Lent 4 Sermon

I’ve never been in the Apostolic Palace in the Vatican (though I remain open to invitations in due course) but I understand that part of the experience of visiting is to walk through a corridor that would once have been open to the outside world on one side – the loggias – and is decorated with some wonderful frescoes painted by Raphael’s team of willing accomplices. If you take your time in your saunter through these corridors, you can look around and up and see some marvels of renaissance art. At one point in that hypothetical saunter, you may look up and see four scenes from the life of David, the King of Israel whose exceptional gifts and exceedingly normal humanity stand as a pivotal moment in the development of religious faith that leads to where we are now as a Christian community founded on the witness of many generations of Jewish ancestors. In one of these scenes, David is being anointed by the prophet Samuel. We heard that story just a few minutes ago. He was not the obvious choice – not the tallest, not the oldest, not the natural heir, but something about him compelled the prophet to see in him the promise of reinvigorated life for the nation, the promise of a deepened faith and a renewed national identity. There was a depth and a potential in him that exceeded all superficial assessments. He is a handsome young man, but that’s not it. There’s something about the quality of his inward life that catches the eye. He has something that is not visible at first but is there for those who want to see it.

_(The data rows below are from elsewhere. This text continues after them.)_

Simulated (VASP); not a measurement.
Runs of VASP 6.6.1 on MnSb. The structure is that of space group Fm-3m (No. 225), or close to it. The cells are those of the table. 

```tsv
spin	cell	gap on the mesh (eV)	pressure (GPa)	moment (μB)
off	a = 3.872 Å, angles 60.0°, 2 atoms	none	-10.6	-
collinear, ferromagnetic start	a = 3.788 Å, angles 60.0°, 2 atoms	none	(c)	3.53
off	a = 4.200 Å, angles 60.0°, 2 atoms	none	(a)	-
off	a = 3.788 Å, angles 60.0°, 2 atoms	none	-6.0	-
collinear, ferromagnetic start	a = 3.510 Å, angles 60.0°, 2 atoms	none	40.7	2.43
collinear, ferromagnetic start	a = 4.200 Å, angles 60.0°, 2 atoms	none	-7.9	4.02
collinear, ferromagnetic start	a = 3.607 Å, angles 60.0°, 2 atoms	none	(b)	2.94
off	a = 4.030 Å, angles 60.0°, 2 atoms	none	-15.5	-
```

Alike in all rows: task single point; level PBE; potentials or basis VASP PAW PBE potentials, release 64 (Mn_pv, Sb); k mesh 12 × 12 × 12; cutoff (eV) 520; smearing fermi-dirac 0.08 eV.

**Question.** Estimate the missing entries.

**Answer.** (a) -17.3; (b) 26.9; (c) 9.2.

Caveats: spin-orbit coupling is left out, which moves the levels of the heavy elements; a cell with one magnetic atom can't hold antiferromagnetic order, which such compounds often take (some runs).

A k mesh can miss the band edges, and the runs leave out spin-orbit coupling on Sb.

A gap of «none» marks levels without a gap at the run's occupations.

In the fresco, he is turned inwards, not asserting his place as the brightest or best, but concerned with greater things. He does not look up with a confident assertion of his rightful place as the successor to a failing king, but looks inwards with the urgent desire of one whose sense of the world will find expression in songs that we still sing, psalms that speak of loss, anger, hope and faith. This, I think, is what the text means when it urges a concentration on the heart rather than on outward appearance. David, for all the human frailty that we will soon encounter in him, is one who understands that true value in life does not consist in success or prowess but in insight and awareness.

In Raphael’s fresco, David is depicted in the moment of receiving an anointing that is nothing less than the gift of the Spirit of God. Samuel holds aloft the horn of oil, which occupies a physical space between the outside world and the room in which the encounter occurs, right on the edge of the window that opens out into the world beyond, and suggests a bridging of that gap between seen and unseen, known and unknown. It’s as if to say that the things of God, the things of ultimate value, are here held in a poise, available to those who are able to see, obscure to those who seek only the power dynamics of conventional political discourse. David does not offer only a word of strong political leadership, but a word of deep insight into the human condition; loss, hatred, hope, trust, rescue, fragility, promise. David here is the shepherd-poet as much as the warrior-king.

In a similar way, today’s Gospel reading offers a chance to see one who transgresses the boundaries between what is seen and what is known in a deeper way. The man born blind is pitched into a verbal tussle with the Pharisees, religious sticklers who cannot see beyond the set roles of a binary contest between the observant religious practitioners and those who claim to have encountered the living God. They cannot see what is in front of their eyes – a man who has experienced liberation and acceptance. All they can see is a man who is prepared to accept the ministrations of an unauthorised teacher who sits light to the ritual dimensions of the law. They cannot see the insight of the once-blind man because he does not fit the pattern of religious conformity. But the healed man is straightforward in his insistence that he knows what he is speaking of – his eyes have been opened, he has received a life-giving gift. God’s goodness is not constrained by theological presuppositions. The healed man does not see in terms of a judging mind that sees only what it expects to see. His vision is far greater than that. He sees life when others see only transgression.

For this fourth Sunday in a series of planned discussions, I suggested a theme of vocation – the question of what it is we are called to be as a church and as individuals. The anonymous man in today’s Gospel and David’s anointing in our first reading offer a unanimous response to that question. We are called to be those who see things differently, who do not judge by limited standards but see clearly what is life-giving. We are called to be those who look out on the world without any preconception of what we might find there, but are open to the possibilities of goodness and truth. We are called to see value in those who do not measure up to standards of excellence or achievement. We are called to see beauty in those who don’t fit. We are called to see possibility in those who have already been written off. We are called to see eternity in lives that barely register on the scale of human accomplishment. We are called to see God in the experiences of those who despair or are lost.

What does this calling ask of us in the circumstances we face at this time? It asks that we look and see lives that might otherwise be ignored. It asks that we forget status and see Christ in the lowliest. It asks that we set our scales by a measure of vulnerability, not invincibility. It asks that we find value in caring rather than in winning. It also asks that we nurture the interior, hidden life that will sustain us through this challenging time. May God bless us with insight and compassion in these days.